Table of Contents
Problem Statement
You are given an array of integers. The problem “Construction of Longest Increasing Subsequence (N log N)” asks to construct the longest increasing subsequence.
Example
arr[]={1, 4, 7, 2, 9, 6, 12, 3 }12, 9, 7, 4, 1 and the size of this longest increasing subsequence is 5.
Explanation
We find out the longest subsequence that is increasing in an array.
Algorithm for Construction of Longest Increasing Subsequence (N log N)
1. Create two arrays lastIndexes and firstIndexes of size n, and initialize both of the arrays with 0 and -1 respectively.
2. Traverse the array from 1 to n(length of the array).
1. Check if the current array element is less than the arr[lastIndexes[0]], if true, then update lastIndexes[0]=1.
2. Check if the arr[i] is greater than the arr[lastIndexes[leng-1]], do the following
1. Set the firstIndexes[i] to lastIndexes[leng-1].
2. lastIndexes[leng++] = i.
3. Else get the position of arr[i] using binary search and do the following.
1. Update the value at firstIndexes[i] to lastIndexes[position-1].
2. Update the value of the lastIndexes[position] to i.

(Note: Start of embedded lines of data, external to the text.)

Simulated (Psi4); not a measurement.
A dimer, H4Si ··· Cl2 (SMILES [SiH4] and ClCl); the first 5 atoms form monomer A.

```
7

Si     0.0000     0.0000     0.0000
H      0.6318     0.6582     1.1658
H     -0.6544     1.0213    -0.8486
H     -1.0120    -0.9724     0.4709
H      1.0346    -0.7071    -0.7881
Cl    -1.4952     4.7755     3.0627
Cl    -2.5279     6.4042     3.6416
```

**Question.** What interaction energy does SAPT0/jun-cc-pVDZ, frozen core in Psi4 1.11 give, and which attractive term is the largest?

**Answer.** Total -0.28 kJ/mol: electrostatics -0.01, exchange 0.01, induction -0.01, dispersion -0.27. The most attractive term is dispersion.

3. Print the array, by initializing the value of i to the firstIndexes[i].Explanation
We have given an array of integers and we have asked to construct the longest increasing subsequence. For this, we will be using two arrays lastIndexes and firstIndexes and fill it with the value of 0 and -1 respectively. firstIndexes array will be initialized as 1. Because this will be storing the values as positions as indexes. We will be updating the values while traversing the array.
We are going to traverse the array from 1 to n. Where n is the length of the array. While traversing, array lastIndexes will be used as a position or index of an array. We will check some conditions we are going to check if the current array element is less than the array of lastIndexes[leng-1]. Length is initially defined as 1, which means at least we will have the subsequence of length 1. So if the above condition is true then update the lastIndexes[0] to 1.
We need to check if the arr[i] is greater than the array of lastIndexes[n-1]. Then update both of the arrays, set firstIndexes[i] to last value of lastIndexes[n-1] and lastIndexes[leng] to i and increase the value of leng value. Else we have to find out the current array element position. For this, we will be using the binary search and get that index to the position. And update the value of lastIndexes[position-1] to firstIndexes[i] and lastIndexes[position] to i.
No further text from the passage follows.